Posted on July 1, 2015
James 4:11-12—No Right to Judge
Suppose… You enter a courtroom by way of the judge’s chamber door. You’re wearing the judge’s robe and wielding his gavel. You sit down in his chair behind the bench. You speak forcefully, calling the courtroom to order. Still, no matter how authentic you appear to be, unless you’re vested with the proper authority you’re not a judge—you’re an imposter. You won’t be respected—you’ll be arrested!
We all understand this is how a courtroom works. We would never presume to act as judge because we know that’s not our place. Yet we often make a much more serious presumption without hesitating.
Get your Bible and read James 4:11-12, then go back to the start of chapter four and read it from the beginning.
Having just urged his readers to humble themselves before God (v. 10), James now gives one very practical way to do it. Don’t speak against your brother/sister. James says when you criticize your brother, you declare yourself superior to him—and you step into the Judge’s place, a place you have no right to take. Both are quite opposite the humble way God wants you to live.
Only God is Lawgiver and Judge. Based on equal attributes of love and holiness, God alone has the ability to save and to destroy (v.12).
• God wrote the rules. He knows the intent behind every word. He will perfectly apply His Word to every circumstance.

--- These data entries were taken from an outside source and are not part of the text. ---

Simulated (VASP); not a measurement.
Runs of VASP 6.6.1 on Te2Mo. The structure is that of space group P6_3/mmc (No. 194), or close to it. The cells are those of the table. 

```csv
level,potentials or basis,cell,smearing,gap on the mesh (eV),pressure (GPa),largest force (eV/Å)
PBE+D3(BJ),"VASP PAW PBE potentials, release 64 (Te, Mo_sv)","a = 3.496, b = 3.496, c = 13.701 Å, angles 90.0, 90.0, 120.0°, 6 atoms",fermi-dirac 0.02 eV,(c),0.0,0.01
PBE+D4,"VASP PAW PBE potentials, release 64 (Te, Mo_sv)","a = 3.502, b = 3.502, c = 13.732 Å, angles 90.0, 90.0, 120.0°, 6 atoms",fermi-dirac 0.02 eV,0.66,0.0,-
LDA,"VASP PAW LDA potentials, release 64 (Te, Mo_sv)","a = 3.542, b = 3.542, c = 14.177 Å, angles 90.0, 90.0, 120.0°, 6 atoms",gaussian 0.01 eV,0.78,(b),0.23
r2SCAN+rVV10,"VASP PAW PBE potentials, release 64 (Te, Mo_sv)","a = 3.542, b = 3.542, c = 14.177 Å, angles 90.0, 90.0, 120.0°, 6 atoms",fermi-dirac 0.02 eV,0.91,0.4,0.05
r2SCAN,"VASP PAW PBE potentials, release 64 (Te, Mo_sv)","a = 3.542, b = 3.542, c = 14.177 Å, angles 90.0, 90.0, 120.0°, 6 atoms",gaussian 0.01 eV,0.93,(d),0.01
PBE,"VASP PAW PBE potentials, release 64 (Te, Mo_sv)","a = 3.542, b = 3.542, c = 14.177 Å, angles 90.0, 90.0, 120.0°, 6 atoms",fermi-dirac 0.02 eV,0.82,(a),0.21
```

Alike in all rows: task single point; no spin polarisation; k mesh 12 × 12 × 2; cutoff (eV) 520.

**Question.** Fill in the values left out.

• God is privy to all the facts, including the unseen state of our brother’s heart. Simply put, He knows things we don’t know.
• God will make the final determination, governing in the perfect balance of 100% holiness and 100% love. As Lawgiver and Judge, it’s His proper place.
When we’re judgmental toward our fellow Christians, we assume a role we’re not authorized for.
Note that James is talking about our Christian brothers and sisters here. Judgmentalism and critical words don’t belong in our churches or in our Christian relationships. Never, ever, ever are we authorized to castigate our fellow Christians. No exceptions. Period. (A high percentage of judgmental words are spoken in gossipy conversations. If you’re involved in a conversation that takes an ugly turn, get out! Better yet, do your part to stop the other participants from continuing.)
- pray for each other (This type of prayer is usually best offered privately, from your heart to God’s ears, rather than in a group where it can become a “holy” mask for gossip.)
- encourage each other
- forgive each other
- bear each other’s burdens
- lift each other up
- separate from an unrepentant brother or sister for a time, with a loving goal of restoring him/her while protecting the rest of the Body from their influence (1 Cor. 5).
But we cannot and must not bash each other, in private or in public.
Okay, that takes care of our Christian relationships. But what about those outside the church? What about the evil world? We have no need to judge them because we can’t expect the unsaved to live by the standards of the saved (1 Cor. 5:9-13).
- love them
- shine the light of Christ, living lives that are above reproach.
- lead and teach them, making the most of every opportunity (Colossians 4:5-6)
- be well-prepared to gently, respectfully explain to anyone who asks, about the hope and grace Christ offers (1 Peter 3:15-16)
- endure insults and persecution with grace and maturity (Matthew 5:11-12, 43-48)
- pray for them.
But we cannot and must not bash them, in private or in public.
In short, God has never handed over the reins of judgment to us. When we read, study and know His Word, we’ll recognize the difference between light and darkness, between God’s truth and satan’s lies, between the ways of godliness and the ways of sinfulness. We’ll become wise about how to love others, inside and outside of the church. We’ll be fortified against the schemes of satan to lure us away from our Lord. And we’ll live Christ and leave the judging to God.
• Work on memorizing James 4:12, adding this verse to your arsenal. Be sure to review the verses you’ve already learned! (With this week’s verse, you should know 14 verses—about 13% of the book of James. Good job!)
• Check out the words “judge” and “judgment” in a good Bible concordance. Observe how many uses are referring to God as judge, and how many are referring to man as judge. What do you notice?
• Read James 4:13-17, then once again read through the entire book of James. Go back to the introductory post in this series; read the seven suggestions for getting the most from this study. Is there one you can use this week to gain a little extra from the book of James? I’ll meet you here next Wednesday!